Five Reasons Why the Conservatives Deserve to Lose the Next Election

The scale of the problem

Please: can someone stop his job being so ludicrously easy?

1. Cowardice. Whose bright idea was it to ban Nigel Farage from speaking at the Tory conference in Manchester? And what kind of signal does this send out to all those waverers in the party wondering whether or not to transfer the allegiances to UKIP?

“We’re so concerned that Nigel Farage might tell you stuff that you want to hear that we’ve decided not to let you hear it.”

2. Spinelessness. Remember all that talk about the importance of localism? Remember all those principled-sounding statements we’ve had from the likes of John Hayes and Eric Pickles that in future if communities don’t want wind turbines imposed on them then they won’t have to? Well, it seems all that has gone by the board. No doubt under combined pressure from all the energy companies (whose beneficiaries range from the deputy prime minister’s wife to the prime minister’s father in law) and the ideological greens at DECC, Cameron’s faux-conservatives have caved yet again. I’m told by planning experts that Eric Pickles’s vaunted amendments will make not the blindest bit of difference to communities trying to fight wind turbines. So this betrayal of their natural constituency in the shires will help the Conservatives how, exactly?

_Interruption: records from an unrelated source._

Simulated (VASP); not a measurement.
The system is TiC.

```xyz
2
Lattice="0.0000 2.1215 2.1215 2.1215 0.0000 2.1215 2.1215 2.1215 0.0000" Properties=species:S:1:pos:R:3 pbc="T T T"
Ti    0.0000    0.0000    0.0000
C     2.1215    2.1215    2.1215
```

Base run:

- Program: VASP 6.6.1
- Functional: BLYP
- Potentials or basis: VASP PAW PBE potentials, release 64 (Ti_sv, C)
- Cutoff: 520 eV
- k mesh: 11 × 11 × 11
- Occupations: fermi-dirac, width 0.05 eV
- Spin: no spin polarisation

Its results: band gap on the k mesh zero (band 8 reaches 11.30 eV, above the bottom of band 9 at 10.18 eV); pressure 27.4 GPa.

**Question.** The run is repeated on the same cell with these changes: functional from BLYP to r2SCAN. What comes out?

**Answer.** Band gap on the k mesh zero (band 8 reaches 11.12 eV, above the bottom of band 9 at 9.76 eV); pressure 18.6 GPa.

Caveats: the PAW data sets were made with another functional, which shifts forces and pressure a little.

3. Dishonesty. Immigration, the Conservatives have twigged, is a key issue to many voters. Hence those crass, ugly billboards. Hence scary Immigration Minister Mark Harper’s tough-sounding statements about how the Coalition is really on top of the problem. Except as Andrew Gilligan revealed in yesterday’s Sunday Telegraph it’s all a nonsense. Our statistics on immigration are so unreliable as to be meaningless. I don’t know about you but I don’t like being taken for a fool by a party angling for my vote.

4. Cynicism. Much sense has been talked by those who understand the internet – among them, Mic Wright and Willard Foxton, both of this parish – about the illiberalism and counterproductivity of Cameron’s grandstanding crusade against all manner of online pornography. If it makes no sense, why is he doing it? Why out of a cynical attempt to win the approval of the leftist harpies at MumsNet, of course. Sorry but I’m old-fashioned enough to believe that government policy should be based on high principle and sound evidence, not on cheap, cynical bids to appeal to socialistic control freaks outside your natural constituency. But then, Dave does think of himself as the “heir to Blair” doesn’t he?

5. Incompetence. Do you know what, though? I think I could still forgive the Tories all of the above if they’d at least managed to do the one thing Tories are always supposed to be good at: undoing the economic mess created by the previous socialist administration.

But this “economic recovery” we’re allegedly experiencing is, like “green jobs”, a chimera. Liam Halligan doesn’t believe in it.

(Nor, suspects Rob Tyler, is it any different in the US.)

And no, this isn’t just a cyclical thing or a world-economy thing. It’s a direct consequence of Cameron’s and Osborne’s failure to acknowledge the scale of the problem and deal with it.

The framework required to support meaningful growth is simply not there. We are still spending beyond our means, the national debt is still ruinous, we still have a massive balance of trade deficit, and the government seems in no hurry to do anything about it. A wrecking ball should have been taken to New Labour’s policies by now, given that they’re largely responsible for the mess we’re in. Instead, David Cameron is like a man who’s been put in charge of the family Christmas and doesn’t want to upset the old’uns by changing too much. Apart from walnuts in the sprouts and a new board game for after dinner, it’s the same as it ever was.

Related posts:

  1. Don’t expect the BBC to tell you, but Ukip is on the march
  2. Nigel Farage – the only politician who dares say what we’re thinking
  3. Unless the Conservatives come clean about the energy mess they created, they will never deserve our vote
  4. Should Morrissey join Ukip?

2 thoughts on “Five reasons why the Conservatives deserve to lose the next election”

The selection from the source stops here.